Grind the almonds to a coarse texture in a food processor.
Put the ground almonds, ‘00’ flour, polenta, vanilla extract and 50g/1¾oz sugar in a bowl, then roughly rub in the butter. Spread the mixture out on a baking tray, cover and put in the fridge for 1 hour. Preheat the oven to 180C/Fan 160C/Gas 4.
Bake the crumble for 10–20 minutes, but check from time to time to make sure the edges aren’t burning. Leave to cool, then break up into crumble.
Meanwhile, pour the milk into a medium heavy-bottomed saucepan, add the vanilla pod and bring to the boil.

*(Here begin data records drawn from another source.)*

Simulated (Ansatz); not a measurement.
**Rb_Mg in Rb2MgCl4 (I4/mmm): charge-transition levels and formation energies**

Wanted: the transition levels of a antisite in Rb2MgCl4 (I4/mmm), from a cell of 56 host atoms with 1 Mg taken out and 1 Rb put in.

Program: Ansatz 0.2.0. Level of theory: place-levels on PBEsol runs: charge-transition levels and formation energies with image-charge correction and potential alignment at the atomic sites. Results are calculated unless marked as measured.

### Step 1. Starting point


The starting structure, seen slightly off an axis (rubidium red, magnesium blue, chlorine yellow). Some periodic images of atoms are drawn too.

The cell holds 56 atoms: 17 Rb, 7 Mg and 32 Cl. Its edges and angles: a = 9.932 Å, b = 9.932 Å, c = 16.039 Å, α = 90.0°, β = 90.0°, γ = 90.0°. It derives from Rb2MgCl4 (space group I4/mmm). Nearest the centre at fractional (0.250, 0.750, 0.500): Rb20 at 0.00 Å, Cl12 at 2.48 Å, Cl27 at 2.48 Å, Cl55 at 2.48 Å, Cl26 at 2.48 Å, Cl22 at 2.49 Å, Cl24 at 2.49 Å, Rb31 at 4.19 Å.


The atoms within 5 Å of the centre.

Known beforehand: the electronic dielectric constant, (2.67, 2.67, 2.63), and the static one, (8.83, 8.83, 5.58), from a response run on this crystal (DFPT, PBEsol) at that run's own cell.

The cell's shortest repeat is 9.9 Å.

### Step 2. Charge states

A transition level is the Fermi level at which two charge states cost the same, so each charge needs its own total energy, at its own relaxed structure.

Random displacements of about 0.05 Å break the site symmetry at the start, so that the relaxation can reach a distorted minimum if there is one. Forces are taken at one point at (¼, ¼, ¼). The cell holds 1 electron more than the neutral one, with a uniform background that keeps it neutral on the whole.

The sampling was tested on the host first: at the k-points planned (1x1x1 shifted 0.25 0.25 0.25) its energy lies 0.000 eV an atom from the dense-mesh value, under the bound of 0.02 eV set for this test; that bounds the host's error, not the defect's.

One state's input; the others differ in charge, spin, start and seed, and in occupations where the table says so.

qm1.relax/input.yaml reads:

Separate the whole eggs and whisk the six yolks with 75g/2¾oz sugar in a large, heatproof bowl. Stir in the plain flour to make a paste. Pour over the hot milk, whisk well, then return to the saucepan over the heat. Reduce the heat and cook gently for 5 minutes, or until thickened. Pour into a bowl, then cover and chill.
Spoon 4 tablespoons of the cold custard into a small bowl and add a dash of milk to let it down. Set aside.
Meanwhile, cook the Bramley apples in a little water with a 100g/3½oz sugar and half the lemon juice, until smashed to a purée. Cook the Cox’s apples in a little water with 50g/1¾oz sugar and the remaining lemon juice until soft but holding their weight.
Spoon the apple puréeonto a plate, cover with the softened diced apple, scatter over the raspberries, then spoon over the cold custard.
Whisk the eight egg whites and the remaining 75g/2¾oz sugar in a clean, glass bowl until thick. Stir in the reserved 4 tablespoons custard.
Spoon the egg white mixture over the fruit and glaze using a blow torch. Sprinkle over some crumble mixture and serve.